Unilever (Q1 update 19 April)
A string of acquisitions for Unilever should help drive growth, as the firm reaps the benefit of synergies and new products that will boost volumes. Profits for the full year are expected to be at the upper end of the 3%-5% target. In addition, strong margins and healthy cash flow suggest that the dividend will remain strong, and at 18.9 times forward earnings, the shares are below the 20.2 two-year average. A return on invested capital of 18.5% is a remarkably strong number, and confirms both why Unilever is such a favourite among investors and why it remains a possible takeover target.
Unilever shares have suffered a sharp reverse, falling back below £40.00 having rebounded from £37.00. Further downside would likely see £38.08 and then £37.00 retested, with the latter coinciding with the post-July 2015 rising trend. Above £40.40, £40.86 comes into play, but a move above £41.10 is needed to suggest a broader turnaround is in play.

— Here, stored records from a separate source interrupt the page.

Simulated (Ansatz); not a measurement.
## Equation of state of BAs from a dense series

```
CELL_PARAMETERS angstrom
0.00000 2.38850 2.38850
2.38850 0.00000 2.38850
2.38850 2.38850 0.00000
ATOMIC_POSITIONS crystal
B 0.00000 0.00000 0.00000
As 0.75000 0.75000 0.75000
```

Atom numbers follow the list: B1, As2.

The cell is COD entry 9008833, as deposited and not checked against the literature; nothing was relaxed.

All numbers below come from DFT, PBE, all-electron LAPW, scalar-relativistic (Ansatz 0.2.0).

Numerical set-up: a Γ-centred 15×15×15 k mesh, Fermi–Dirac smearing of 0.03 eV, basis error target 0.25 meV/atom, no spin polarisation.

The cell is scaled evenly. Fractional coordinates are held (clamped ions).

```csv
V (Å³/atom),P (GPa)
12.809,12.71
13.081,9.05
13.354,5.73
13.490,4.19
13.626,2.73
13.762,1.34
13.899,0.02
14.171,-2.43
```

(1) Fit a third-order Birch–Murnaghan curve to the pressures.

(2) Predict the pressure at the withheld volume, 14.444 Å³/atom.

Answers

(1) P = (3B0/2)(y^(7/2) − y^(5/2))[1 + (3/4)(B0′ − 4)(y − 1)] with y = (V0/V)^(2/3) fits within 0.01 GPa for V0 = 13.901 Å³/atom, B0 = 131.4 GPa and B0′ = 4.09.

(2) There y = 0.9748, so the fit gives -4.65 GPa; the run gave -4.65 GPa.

Reckitt Benckiser (Q1 update 20 April)
Investors seem to be relieved that Reckitt Benckiser will not be pursuing the Pfizer Consumer Health business, allaying fears that the company would have to engage in fundraising to help pay for the deal. Top-line growth continues to recover, helped by improvement in the healthcare division. Strong fundamentals and a relatively low valuation, at 16 times forward earnings versus 19 times for rivals, should help support the share price.
Reckitt shares hit their lowest level since September 2015 in March, and a gap lower this week, as the stock went ex-dividend, may well spark a new move back to the March lows at £55.61. A rally above £62.62 would suggest an attempt to test the current descending trendline from the July 2017 high is in progress.